Facebook and Personal Injury Law - Diamond and Diamond Lawyers
  • Saturday, 22 March 2014

Facebook and Personal Injury Law

Many of you are aware of such social networking sites such as ‘Facebook’ or ‘Myspace’ on the Internet. Such sites allow users to post information on the web about their personal life including pictures, blogs, messages and even updates on day-to-day activities. Although these sites may seem private and fun to you, they can have a damaging effect on your legal case.

Under the Rules of Civil Procedure, rule 30.06 states that “a party has a positive obligation to disclose every relevant document in a party’s possession…”

Until recently, defence lawyers in personal injury actions had to prove that there was relevant material on a social networking site to ask for the content of that network page; However, a recent decision handed down at the Ontario Superior Court of Justice in Leduc v. Roman 2009 CanLII 6838 has clarified the Court’s position.

Justice Brown heard an appeal from Master Dash’s Order, stating the following: Material on ‘Facebook’ may be relevant to a personal injury action. Although information contained on the profile, may speak to the activities and health of the plaintiff before and after the alleged injuries, the evidence provided by defence counsel with respect to content of those pictures, was purely speculative and therefore not ordered.

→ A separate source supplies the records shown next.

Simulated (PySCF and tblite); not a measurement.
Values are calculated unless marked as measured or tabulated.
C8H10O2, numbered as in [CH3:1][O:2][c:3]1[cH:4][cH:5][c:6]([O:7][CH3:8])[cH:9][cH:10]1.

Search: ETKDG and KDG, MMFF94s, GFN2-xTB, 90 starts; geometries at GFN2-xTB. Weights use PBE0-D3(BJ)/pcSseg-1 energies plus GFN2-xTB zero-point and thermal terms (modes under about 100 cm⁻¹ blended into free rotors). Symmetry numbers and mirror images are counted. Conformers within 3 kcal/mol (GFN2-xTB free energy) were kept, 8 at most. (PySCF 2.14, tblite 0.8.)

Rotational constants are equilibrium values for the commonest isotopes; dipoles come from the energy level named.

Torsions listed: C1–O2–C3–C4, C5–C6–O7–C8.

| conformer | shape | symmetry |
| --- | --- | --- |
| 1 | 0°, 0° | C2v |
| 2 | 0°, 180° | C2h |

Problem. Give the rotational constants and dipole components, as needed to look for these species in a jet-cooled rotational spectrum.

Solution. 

Justice Brown reviewed Master Dash’s decision and quoted the “Terms of Use” posted by ‘Facebook’. It stated that the site “is a social utility that connects you with the people around you”. Justice Brown went on to state that “Although web-based social networking sites like ‘Facebook’ and ‘Myspace’ are recent phenomena, posted content constitutes data and information in electronic form as documents under the Rules of Civil Procedure.” Furthermore, it was decided that this electronic information was in possession and control of the plaintiff as he had the ability to post and remove information at his own will.

The Court found that a person who maintains a private profile is in no different position than someone with a public profile. Both parties would be obliged to produce all the information in the profile. Because ‘Facebook’ is a utility to share information with others, all information posted would not be considered privileged.

However, the one shining light that a plaintiff may take from this case, is that mere existence of a ‘Facebook’ profile does not entitle a party to gain access to everything on the site. Most evidence relating to the existence of evidence on these sites will be determined at Examinations for Discovery. However if defence counsel asks the plaintiff about their network profiles; the answers may conclude that there is enough evidence to produce the complete profile.

CONCLUSION

It is important that you are aware of the above noted decision given your case at hand. We would recommend that you do not publish material on the site while you are involved in a personal injury action and in fact delete or suspend your profile indefinitely until resolution. However it you insist on keeping a profile on one of these sites, be aware of what is posted by yourself and your friends as they may have damaging consequences to the outcome of your case.